As an aside, it may offend Christians as it once did me that I use the word “mystical” to describe experiences of God personally intervening in my life and in the world around me. I use the term because I believe it adequately describes what happened from a more objective view. I no longer perceive that the biblical God supernaturally intervened in my life, related to me personally or imparted to me his Holy Spirit. Nevertheless, the experiences were real to me and valid in their own right. “Mystical” implies “spiritual” which gives the experiences validity. The word is inclusive of all spiritual experiences of various religions and beliefs and this is the part that would be hard for a believer who views Christian experiences of God as in a league of their own – superior to any experiences had by people of other faith. That being said, there may be few of the Christian faith who would read this blog and acknowledge my experiences as genuine. It is more likely they would view my journey through the Christian faith as a counterfeit one (as I would have when held their belief systems). Such a conclusion would satisfy their inability to explain how one who had been a true Christian would desert the faith at all.

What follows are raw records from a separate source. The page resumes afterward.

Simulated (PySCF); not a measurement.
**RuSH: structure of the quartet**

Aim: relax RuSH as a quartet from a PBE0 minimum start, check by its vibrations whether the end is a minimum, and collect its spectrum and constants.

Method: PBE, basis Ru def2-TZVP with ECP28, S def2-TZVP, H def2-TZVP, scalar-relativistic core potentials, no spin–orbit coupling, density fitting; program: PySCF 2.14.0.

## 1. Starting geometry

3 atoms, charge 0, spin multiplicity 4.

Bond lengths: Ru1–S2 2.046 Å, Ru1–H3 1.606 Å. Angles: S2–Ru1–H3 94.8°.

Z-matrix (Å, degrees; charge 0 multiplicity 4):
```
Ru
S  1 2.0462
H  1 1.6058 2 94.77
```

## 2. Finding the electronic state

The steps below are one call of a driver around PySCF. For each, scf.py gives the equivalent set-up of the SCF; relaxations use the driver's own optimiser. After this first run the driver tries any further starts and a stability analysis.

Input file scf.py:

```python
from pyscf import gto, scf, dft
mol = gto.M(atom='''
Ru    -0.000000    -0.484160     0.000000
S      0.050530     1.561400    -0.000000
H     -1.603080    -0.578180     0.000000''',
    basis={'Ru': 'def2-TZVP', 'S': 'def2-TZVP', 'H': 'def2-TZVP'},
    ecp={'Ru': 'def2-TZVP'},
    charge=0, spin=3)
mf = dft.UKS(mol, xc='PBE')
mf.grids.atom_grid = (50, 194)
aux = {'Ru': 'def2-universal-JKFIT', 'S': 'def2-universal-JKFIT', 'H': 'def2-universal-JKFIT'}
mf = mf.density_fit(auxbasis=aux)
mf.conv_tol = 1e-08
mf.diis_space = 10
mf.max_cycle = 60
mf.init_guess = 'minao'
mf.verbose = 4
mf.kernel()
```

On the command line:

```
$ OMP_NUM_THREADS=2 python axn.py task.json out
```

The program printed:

So, on to the point of this post: loss of identity and recovery from that aspect of deconversion from the Christian faith. In my own experience, my self-identity prior to my salvation experience was self-loathing. I felt particularly inferior to others and only escaped the pain of it in fantasizing about a life where others loved me. When I heard the gospel message that Easter Sunday of my 16th year, it made sense to me in a way it never had in all the times I’d heard it before. It was like God turned on the light and was telling me he loved me – me! He was calling me! He wanted me! He wanted to make me okay. He even wanted to make me good. I believed in the sacrifice of Christ to save me from my sins and invited him into my heart that night.
I had a new identity. I was a child of God. I was loved immeasurably. My entire self-concept wasn’t transformed instantly – that would come later as I grew in the knowledge of God’s infinite love. Nevertheless, the acceptance of God could never be fully internalized because, in and of myself, as the Bible asserts, I was nothing. My positive self-concept was entirely dependent on His love for me. You can see where the problem with identity came in when I lost belief in that love.
That wasn’t all, though. My identity as a child of God gave me a sense of meaning and purpose. I grew in this perspective as I had countless experiences of perceiving God was using me to show his compassion through loving others and his faithfulness in answered prayer. I was what others called a prayer warrior. I often perceived that the Holy Spirit was giving me his words as I prayed and felt that God’s power was moving through me. Consistent experiences of this type and myriad others over years built one upon another, bolstering not only my faith, but my belief that I was fulfilling his divine call to expand his kingdom of “righteousness, peace and joy in the Holy Spirit.”
As I lost faith in God, I had little else to instill in me a sense of meaning and purpose for living. I had a grown son who had just moved out and left me with an empty nest and a husband who loved me, but didn’t demonstrate it in the ways I most needed it. I numbed out on heavy doses of antidepressants and escaped through alcohol and gaming. It got much worse than that, but I’m not yet ready to disclose all of it.
In recovering a sense of identity apart from being a child of the one and only, all-powerful God, I focus on what’s important to me. What a freedom! No more self-chastising for wanting something selfish. I have values and I like them. I think they’re ethical and satisfy my conscience (a conscience which is not so damned demanding as it was before – freaking unrelenting!). I am developing a healthier self-concept of myself in that I count without God making me count anymore. As a Christian, it was not what I thought or believed that mattered – it was all God. Now I view my own perspectives as valid and I can internalize the acceptance I receive from me.
There are healthy things I am taking away from my Christian experience for my self-concept. One is that I believed life was “not about me.” I think this keeps me grounded. I am one of billions of humans in this world and no more important than anyone else. I do, however, see myself as having a part to play in my sphere of influence if I so choose to take it. I can have a positive impact. The difference now is I take responsibility for that contribution (and the credit) and allow myself some guilt-free self-interest along the journey. That’s a big perk.